Remarkably, the lack of police violence has probably been the most shocking
thing to many activists here. In Seattle, in 1999, the WTO was clearly established
as an organization so contrary to the interests of so many that protests,
always passionate and often violent, would follow it to the ends of the earth.
Here in Cancun the police have used methods that have virtually shut
down the ability of the large-scale protests in nearby Cancun City to have
any direct contact with the delegates at the fifth ministerial. And unlike
Seattle, the police here have done it with remarkable restraint.
Today was the last major march against the WTO in Cancun. Many of
the same groups came together in what was a significantly smaller protest
than the one on Monday, with upwards of three thousand people. Once again,
the protesters met the barricade at kilometer 0 of the road to the hotel
zone, roughly 8 kilometers from the convention center.
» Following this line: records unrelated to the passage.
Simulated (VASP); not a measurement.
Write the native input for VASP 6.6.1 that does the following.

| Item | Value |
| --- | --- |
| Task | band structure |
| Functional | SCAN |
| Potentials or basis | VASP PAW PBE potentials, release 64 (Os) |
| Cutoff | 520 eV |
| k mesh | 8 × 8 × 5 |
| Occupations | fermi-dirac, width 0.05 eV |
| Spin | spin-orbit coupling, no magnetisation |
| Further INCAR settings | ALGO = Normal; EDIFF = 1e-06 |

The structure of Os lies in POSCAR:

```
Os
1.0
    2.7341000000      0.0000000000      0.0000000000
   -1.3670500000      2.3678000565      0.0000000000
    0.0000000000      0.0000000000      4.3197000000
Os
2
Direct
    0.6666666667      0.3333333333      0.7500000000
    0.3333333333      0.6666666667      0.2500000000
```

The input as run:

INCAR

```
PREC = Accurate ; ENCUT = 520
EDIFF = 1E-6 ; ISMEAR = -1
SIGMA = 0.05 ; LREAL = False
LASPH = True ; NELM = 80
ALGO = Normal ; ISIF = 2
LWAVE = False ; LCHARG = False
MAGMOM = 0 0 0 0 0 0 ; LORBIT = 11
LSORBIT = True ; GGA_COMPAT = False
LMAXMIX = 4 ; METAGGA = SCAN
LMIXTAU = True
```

The barricade, made of three layers of ten-foot fences and cement
blocks, was rapidly torn apart with ropes, wire cutters, and battering rams
fashioned from shopping carts. Once the protesters faced the police everyone
quieted down for speeches. Amazingly, everyone sat down to listen to announcements
by the South Koreans. "We have come here to oppose the WTO... we pulled down
this fence together..." They offered flowers for Kyung-hae Lee, the leader
who killed himself on Wednesday, and burnt an effigy representing the WTO.
These symbolic actions, however, are all that is necessary. There
is no hope of getting through the barricades and making it all the way to
the convention center. It would take two or three hours just to walk there,
not even counting the fact that there are a further dozen barricades the
police could fall back on in that distance. Thus, just as the death of the
South Korean farmer was a symbolic act, so too have the protests been forced
to become largely symbolic.
The thousands that came to the wall of police here today were dressed
ready for battle. Most had gas masks, bandanas, and some form of goggles.
Many had gloved hands for throwing gas canisters back at the police. Most
everyone had some sort of message against the WTO on their shirt or hat.
The police, for their part, were dressed in full riot gear and as immovable
and ready for violence as the activists.
In Seattle, Genoa, and in other places around the world, police have
violently repressed peaceful protesters. This violence has galvanized many
at the grassroots of the global justice movement. If police beat people up,
if they arrest people who have peacefully protested, if they shoot people
in the face as they did to Carlo Giuliani in Genoa, then activists take a
sort of pride in being part of a brutally repressed movement that is on the
side of truth and justice. Protesters came prepared for police violence.
Breaking with the past, police have answered by keeping the peace.
Last night, when Starhawk and others protested in front of the convention
center, the police actually brought an air-conditioned tour bus to give them
a ride back to the city. No one was arrested. Police have taken many blows
from protesters. They have been hit by rocks and bashed with sticks. Today,
protesters actually threw a bucket of shit on police -- serious provocation.
A few police have hit back, although this has been scarce and largely in
self-defense.
In this sense, the protesters lost. The media shows people throwing
shit on police and the police hold their line. But in many other senses protesters
have won. This week has been a brilliant, shining example of positive alternatives
for thousands of people who came here to partake in hundreds of public forums
held throughout the week, including the Peoples Forum for Alternatives to
the WTO, the Fair Trade Fair, Sustainable Trade Symposium, and the Forum
on Forests and Globalization. Many of these people did not take to the streets.
Taking the streets is an incredibly powerful statement. The action
stops the movement of traffic and commerce in the area. Attention is drawn
to an important issue. This was done with amazing care and with a small number
of people in the case of the direct action last night in front of the convention
center.
When violent protesters take to the streets against peaceful cops,
the only images that result -- because the media coverage is the lens the
rest of the world has to view the protests -- is that violent protesters
unwittingly turn the barricades around on themselves, becoming instead the
barbarous element. The actions of the few people who chose violent alternatives
at the marches unfortunately, however, reflect upon us all.
Martin Luther King Jr. said, "The ultimate weakness of violence is
that it is a descending spiral, begetting the very thing it seeks to destroy.
Instead of diminishing evil, it multiplies it... Through violence you may
murder the hater, but you do not murder hate. In fact, violence merely increases
hate.... Returning violence for violence multiplies violence, adding deeper
darkness to a night already devoid of stars. Darkness cannot drive out hate;
only love can do that."
The unexpected lack of police brutality this time around has left
the protesters wondering what happened. The only way back onto the good side
of the fence, the next time around, is to march towards the police with open
arms and hands raised in the air with two fingers pointing skywards -- peace.